Because of the practice’s strong connection to Marian devotion, and the potential ways such devotion can sometimes go sideways, recent Roman Catholic thought on the Rosary has emphasized the christological origins of all genuine, orthodox devotion to the Virgin Mary. For example, Romano Guardini insisted that the Rosary was “participation in the life of Mary, whose focus was Christ.” In 2002, Pope John Paul II wrote in an apostolic letter: “The Rosary, though clearly Marian in character, is at heart a Christocentric prayer. In the sobriety of its elements, it has all the depth of the Gospel message in its entirety, of which it can be said to be a compendium” (Rosarium Virginis Mariae). His successor Benedict XVI echoed this, referring to the Rosary as a meditation on salvation history.
What is it?
The traditional Rosary involves the following prayers:
- On the crucifix at the end of the short strand of beads:
- Make the sign of the cross
- Say a prayer of invocation (e.g., “O Lord open my lips…”)

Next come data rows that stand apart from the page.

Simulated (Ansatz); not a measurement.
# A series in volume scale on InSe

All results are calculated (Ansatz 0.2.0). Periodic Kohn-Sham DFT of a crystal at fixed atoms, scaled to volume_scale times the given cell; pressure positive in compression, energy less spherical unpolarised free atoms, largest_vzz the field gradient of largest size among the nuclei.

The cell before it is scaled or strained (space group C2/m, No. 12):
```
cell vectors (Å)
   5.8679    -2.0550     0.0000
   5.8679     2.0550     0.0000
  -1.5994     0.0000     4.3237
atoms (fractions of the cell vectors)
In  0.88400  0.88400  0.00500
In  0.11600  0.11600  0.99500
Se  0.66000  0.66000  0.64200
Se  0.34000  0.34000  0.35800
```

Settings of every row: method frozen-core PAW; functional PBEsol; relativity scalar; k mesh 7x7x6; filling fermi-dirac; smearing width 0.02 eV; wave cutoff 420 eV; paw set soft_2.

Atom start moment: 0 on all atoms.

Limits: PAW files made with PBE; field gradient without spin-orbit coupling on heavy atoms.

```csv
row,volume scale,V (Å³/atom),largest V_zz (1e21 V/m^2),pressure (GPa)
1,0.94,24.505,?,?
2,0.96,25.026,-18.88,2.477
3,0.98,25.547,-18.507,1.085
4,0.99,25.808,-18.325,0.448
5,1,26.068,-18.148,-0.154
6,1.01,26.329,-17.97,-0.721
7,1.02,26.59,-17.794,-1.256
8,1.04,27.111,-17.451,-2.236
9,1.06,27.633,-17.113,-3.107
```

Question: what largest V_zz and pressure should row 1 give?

- Recite the Apostles Creed
- On the short strand of beads:
- On the first bead, recite the Lord’s Prayer
- On each of the next three beads, say a Hail Mary
- On the fourth bead, say the “Glory to the Father…”
- For each of the five ‘decades’ (groups of ten beads) that follow:
- Announce the mystery (see below)
- Recite the Lord’s Prayer on the large bead
- Say the Hail Mary on each of the ten adjacent small beads
- Say the “Glory to the Father…” on the space before the next decade
- To conclude, say an invocation to the Virgin Mary and add any other concluding prayers.
The Mysteries contemplated for each decade change depending on the day:
- Sunday & Wednesday – The Glorious Mysteries of: 1. The Resurrection; 2. The Ascension; 3. The Descent of the Holy Spirit; 4. The assumption of Mary; 5. The crowning of Mary
- Monday & Saturday – the Joyful Mysteries of: 1. The Annunciation; 2. The Visitation; 3. The Nativity; 4. The Presentation of the Jesus at the Temple; 5. The Finding of Jesus in the Temple
- Tuesday & Friday: The Sorrowful Mysteries of: 1. The Agony in the Garden; 2. The Beating of Jesus; 3. The Crowning of Jesus with Thorns; 4. Jesus Carrying the Cross; 5. The Crucifixion
- Thursday: The Luminous Mysteries of: 1. The Baptism of Jesus; 2. The Wedding at Cana; 3. The Proclamation of the Kingdom of God; 4. The Transfiguration; 5. The Last Supper.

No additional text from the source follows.